TV fans can see Kiefer Sutherland live in Broadway's new play "That Championship Season." Hannes Magerstaedt/Getty Images

(CBS/AP) Although past performances featuring numerous stars were often a bust - such as the film "Valentine's Day" - this is definitely not the case for Broadway's newest play "That Championship Season."

TV fans of "24" and "Sex and the City" can enjoy the strong cast of this performance which features  the familiar faces of  Jack Bauer and Mr. Big, also known as Kiefer Sutherland and Chris Noth.

PICTURES: From screen to stage
PICTURES: Kiefer Sutherland

You can forgive the audience a moment of stargazing. Because soon enough, this flashy cast -- which also includes Jason Patric, comedian Jim Gaffigan and the powerful Brian Cox -- quickly forms a smooth ensemble, sinking itself into the sobering world of Jason Miller's 1972 Tony- and Pulitzer-winning play, a searing depiction of one drunken night and the ugliness it gradually unearths.

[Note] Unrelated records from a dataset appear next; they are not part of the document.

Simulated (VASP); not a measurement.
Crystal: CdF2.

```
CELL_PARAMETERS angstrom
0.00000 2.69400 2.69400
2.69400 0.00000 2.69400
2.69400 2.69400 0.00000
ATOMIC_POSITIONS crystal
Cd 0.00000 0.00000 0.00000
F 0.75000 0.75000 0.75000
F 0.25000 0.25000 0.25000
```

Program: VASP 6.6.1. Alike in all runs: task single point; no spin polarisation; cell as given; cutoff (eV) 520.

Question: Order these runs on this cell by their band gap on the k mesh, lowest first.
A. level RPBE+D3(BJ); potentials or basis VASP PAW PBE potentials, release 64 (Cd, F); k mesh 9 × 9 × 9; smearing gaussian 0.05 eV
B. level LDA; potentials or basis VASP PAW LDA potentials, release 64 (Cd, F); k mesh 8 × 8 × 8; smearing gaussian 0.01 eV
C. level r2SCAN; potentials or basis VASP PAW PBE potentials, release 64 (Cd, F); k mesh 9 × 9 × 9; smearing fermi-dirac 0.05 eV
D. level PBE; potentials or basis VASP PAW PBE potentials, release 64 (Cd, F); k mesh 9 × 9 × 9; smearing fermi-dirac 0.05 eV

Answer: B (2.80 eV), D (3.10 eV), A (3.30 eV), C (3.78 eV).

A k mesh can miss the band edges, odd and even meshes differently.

"That Championship Season" is about four former jocks who gather for a reunion with their high school basketball coach 20 years after winning the state championship. They're in their 30s -- "heart attack season, boys!" as Coach chirps cheerfully. Some of the characters are regular reunion goers while others have long been mysteriously absent.

After a few hours of drinking and laughing, the once pleasant night turns into a mess of confessions.

Scottish-born Cox, a Royal Shakespeare Company veteran, gives a memorably powerful performance of the bombastic and foul-mouthed Coach, a man who bemoans the death of Sen. Joseph McCarthy, one of his heroes. Ailing badly, the man nonetheless holds his former players in his thrall as if they never grew up and took off those uniforms.

Gaffigan engages the audience with his performance as George, the angry and bigoted town mayor who faces re-election and has to gather funds to beat his challenger who, to his satisfaction, may have Communist relatives. He's also Jewish, which brings out George's anti-Semitic views. "The only thing a Jew changes more than his politics is his name," he sneers of his opponent.

James, George's campaign manager and the junior high principal is played by Sutherland. His quiet and unappreciated role contrasts his powerful, intimidating role as Jack Bauer. James is small and weak, aspiring for more in life. "I am a talented man being swallowed up by anonymity!" he rails.

James' brother Tom is an alcoholic who gets progressively smashed, but not too much to point out Coach's hypocrisy with a bombshell later on. Tom is played by actor and son of playwright Miller, Patric.

Noth, best known for his roles as Mr. Big in "Sex and the City" and Detective Logan in "Law & Order," displays a comfortable and engaging stage presence as Phil, a wealthy businessman who has trouble keeping his pants zipped and bends the rules of both business and friendship.

Though the play may disturb some with its stark expressions of racism and anti-Semitism, the action is absorbing and well-paced, directed with an expert hand by Gregory Mosher.

At the curtain call of a recent preview, one of the cast members cracked a joke, and the rest of the actors broke up laughing. They left the stage arm-in-arm, still guffawing.

Such easy camaraderie would seem hard to fake, and it serves the cast well. "That Championship Season" has been revived to excellent effect by a talented, committed ensemble of actors.